Blogger Kiat said...

what plugin are you writing for Eclipse?

9:05 AM  
Blogger ab said...

Want me to buy the book and have it shipped to you?

11:26 AM  
Blogger syed said...

Kiat: My bank is working on a new framework to help the Java developers along. The framework is sort of a best of the breed kind of mixture of frameworks. My plugin is supposed to help setup new projects for developers and do some code generation along the way.
Chance: Thanks pal, my brother in law's sister is coming over from California to visit Riyadh for a couple of weeks and she says she can bring the book, if she fails I will take you up on the offer.

6:38 AM  
Blogger ab said...

Ah... best of the breed. Buzzwords!!! Noooooo!

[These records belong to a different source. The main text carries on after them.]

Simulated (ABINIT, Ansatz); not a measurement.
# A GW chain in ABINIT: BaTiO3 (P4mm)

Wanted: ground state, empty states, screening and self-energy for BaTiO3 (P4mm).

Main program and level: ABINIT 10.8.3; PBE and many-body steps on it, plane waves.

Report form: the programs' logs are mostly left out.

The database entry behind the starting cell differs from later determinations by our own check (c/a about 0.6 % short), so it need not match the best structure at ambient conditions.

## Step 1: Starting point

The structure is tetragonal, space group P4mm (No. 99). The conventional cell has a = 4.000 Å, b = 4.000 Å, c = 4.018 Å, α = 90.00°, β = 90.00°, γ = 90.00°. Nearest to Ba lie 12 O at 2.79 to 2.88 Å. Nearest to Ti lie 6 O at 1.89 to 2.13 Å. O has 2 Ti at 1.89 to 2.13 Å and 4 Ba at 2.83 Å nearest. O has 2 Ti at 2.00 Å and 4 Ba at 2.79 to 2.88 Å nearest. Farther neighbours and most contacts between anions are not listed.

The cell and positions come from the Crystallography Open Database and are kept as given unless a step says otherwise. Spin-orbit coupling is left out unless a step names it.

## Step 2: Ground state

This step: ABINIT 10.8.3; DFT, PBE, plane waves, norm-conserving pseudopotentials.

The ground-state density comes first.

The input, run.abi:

Let me know about the book. I'm sure I'll get put on some terror watch list for sending it to you. :p

8:23 AM  
Blogger syed said...

Actually if I described what I was doing the way some of my colleges do it would be more of buzz statement, like "Automating SOA implementation from the grass roots level using Eclipse as the platform of choice for JAVA developers". I'm not even sure that the sentence makes any sense.
What makes you think that you aren't already on some terror watch list?

1:10 AM  
Blogger ab said...

I'm sure I'm on some watch list. Oh well, behold the death of Privacy.

5:02 AM  
Blogger syed said...

I meant to say colleagues not colleges. Damn the spell checker.

8:32 AM  
Blogger ab said...

Understandable. The 'a' after the 'e' and 'u' before the 'e' are not really pronounced. So, 'colleges' could seem to phonetically sound like 'colleagues'. I've never given that thought until now. It's what I miss about being around foreign people. They give you new insights into your daily life that you never had before.

Anywho, I think you would need a semantic checker to tell the difference between colleagues and colleges in your sentence? Unfortunately they are both nouns, so that makes the task harder.

\m/

8:42 AM  
Anonymous Anonymous said...

Books are hard to read.

8:53 AM  
Blogger ab said...

Could I get you to read one for a cord of mountain ash?

8:56 AM  
Anonymous Anonymous said...

Possibly. But it would have to be an entertaining book. I don't even know what Eclipse is, at least in this context.

11:02 AM  
Blogger ab said...

http://en.wikipedia.org/wiki/Eclipse_%28software%29

http://www.eclipse.org/photran/

11:05 AM  
Blogger syed said...

Eclipse is an integrated development environment, an IDE, very simply put it is used to write programs. The good thing about eclipse is that it is open source and has wide industry support. So when you run into a problem some one is usually willing to help you out.

9:15 PM  
Blogger syed said...

I actually run spell check and have it change everything to the first option, in this case my time saving ploy failed miserably. A good semantic checker would be useful, I think we can make a pretty good one using support vector machines or some other form of machine learning algorithm.

9:18 PM  
Blogger ab said...

Probably.

4:05 AM  
Blogger syed said...

Brian: How would you describe chaos? ,and no not the kind inflicted on me by the Rocky Horror Picture show, the chaos theory kind.

11:51 PM  
Anonymous Anonymous said...

Hi Syed,

I define chaos by if you plot it on a graph and define a region (say a box) and superimpose it on the plot the box becomes completely filled as time goes to infinity. Oddly, the universe approaches chaos the more energy you put into a region of it. So earth orbits the sun nice and easily because the sun is a wuss, but if we were orbiting say a black hole we would be orbiting in a crazy doughnut shaped torus, if we were orbiting a super black hole (like at the center of the galaxy) we would be orbiting completely randomly in a box shaped orbit. This, actually, is the reason many spiral galaxies appear to have bars across their center. You would think that a stronger, smaller diameter mass like a blak hole would actually make things more ordered, but it doesn't.

A good Fourier transform book is the one I used for a class last semester: "The Fourier Transform and its Applications" by Ronald N. Bracewell. It's very clear and has tons of really useful pictures.

9:10 AM  
Blogger syed said...

Thanks Brian, reading up on this kind of stuff makes me want to go back to school.

5:45 AM  
Blogger ab said...

Hike, hike, hike.

3:46 PM  
Anonymous Anonymous said...

SUCK IT SYED -- KOBE'S EATING THE NBA UP.